Residues of concentrated products could expose refuse collectors and workers in recycling centres to unacceptable levels of pesticides, whilst rinsing the containers could potentially impact on the environment. RTUs contain much lower levels of pesticide, but the number of actual containers to be disposed of will be greater than for concentrated. Any environmental or occupational human exposure to pesticide residues from RTUs will therefore be at a lower level, but occur more frequently. The common use of RTUs and recycling means that government advice regarding the disposal of used home and garden pesticide containers may no longer be appropriate and there is a need to assess the risk to humans and the environment from the disposal of empty pesticide containers whether it be via landfill or recycling.

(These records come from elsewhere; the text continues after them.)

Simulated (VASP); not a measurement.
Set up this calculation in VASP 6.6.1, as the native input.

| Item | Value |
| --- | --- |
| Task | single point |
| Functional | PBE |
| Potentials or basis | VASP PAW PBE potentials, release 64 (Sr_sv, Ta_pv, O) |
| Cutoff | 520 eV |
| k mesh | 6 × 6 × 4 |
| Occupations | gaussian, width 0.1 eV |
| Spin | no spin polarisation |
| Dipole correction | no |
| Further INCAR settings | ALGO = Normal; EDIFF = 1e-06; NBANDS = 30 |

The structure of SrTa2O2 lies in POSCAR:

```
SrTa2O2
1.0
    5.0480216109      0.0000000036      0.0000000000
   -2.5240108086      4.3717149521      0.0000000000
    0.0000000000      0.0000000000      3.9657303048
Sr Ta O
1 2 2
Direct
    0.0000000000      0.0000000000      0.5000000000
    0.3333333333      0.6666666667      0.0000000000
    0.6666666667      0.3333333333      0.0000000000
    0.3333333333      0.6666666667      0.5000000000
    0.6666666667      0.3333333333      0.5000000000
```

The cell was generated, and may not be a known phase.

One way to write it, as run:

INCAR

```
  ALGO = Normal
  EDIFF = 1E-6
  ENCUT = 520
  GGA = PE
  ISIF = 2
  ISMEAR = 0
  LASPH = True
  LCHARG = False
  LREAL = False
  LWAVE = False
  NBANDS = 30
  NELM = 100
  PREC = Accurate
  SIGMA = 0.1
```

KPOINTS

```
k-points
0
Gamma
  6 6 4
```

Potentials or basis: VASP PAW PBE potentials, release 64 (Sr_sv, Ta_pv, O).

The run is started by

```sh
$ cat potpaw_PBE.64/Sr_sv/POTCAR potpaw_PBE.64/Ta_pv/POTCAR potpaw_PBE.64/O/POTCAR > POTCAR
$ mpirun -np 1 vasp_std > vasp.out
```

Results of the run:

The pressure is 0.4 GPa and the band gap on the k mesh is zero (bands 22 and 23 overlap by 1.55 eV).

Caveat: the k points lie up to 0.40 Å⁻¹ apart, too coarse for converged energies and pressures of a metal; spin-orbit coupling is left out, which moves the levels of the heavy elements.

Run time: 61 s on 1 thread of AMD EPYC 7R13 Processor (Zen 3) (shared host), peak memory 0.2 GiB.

The aim of this study is to provide a robust, quantitative assessment of the risks posed by the recycling of empty home and garden pesticide containers and to compare these risks with those posed by disposal through the household waste stream into landfill.
The objectives are to:
1. Identify a range of active ingredients that are representative of the home and garden pesticide market.
2. Quantify residual pesticide quantities in different container types.
3. Quantify the potential for dilution of pesticide containers by other plastics in the waste stream.
4. Identify the routes of exposure to humans and the environment associated with a. Recycling, b. Disposal to landfill, and c. Inappropriate disposal of the washings.
5. Quantify the levels of exposure at the different steps.
6. Create a simple model to assess the risk.
7. Perform sensitivity analysis on the exposure model and its inputs.
8. Compare risks of different product types and disposal routes.

The researchers involved in the study have in-depth knowledge of how pesticides react in the environment and the factors that influence this; they are also experienced in human exposure and have knowledge of the waste stream. This knowledge will be applied to the scenario of the disposal of an ‘empty’ container via landfill and recycling. Existing literature and knowledge will be used to provide relevant quantitative data for objectives 1 – 5. For example, physico-chemical properties of the compound; initial concentration of the active ingredient in the product; container type/shape/volume/plastic; usage; residues remaining when unwashed, and rinsed; % of washings going to sewage treatment; % of washings going to drain (and hence stream); % of containers going to landfill/recycling; plastic available for dilution; residues remaining after washing at reprocessing plant; washing water available for dilution; duration and frequency of human exposure; size and turnover of water body in the environment; degradation in landfill.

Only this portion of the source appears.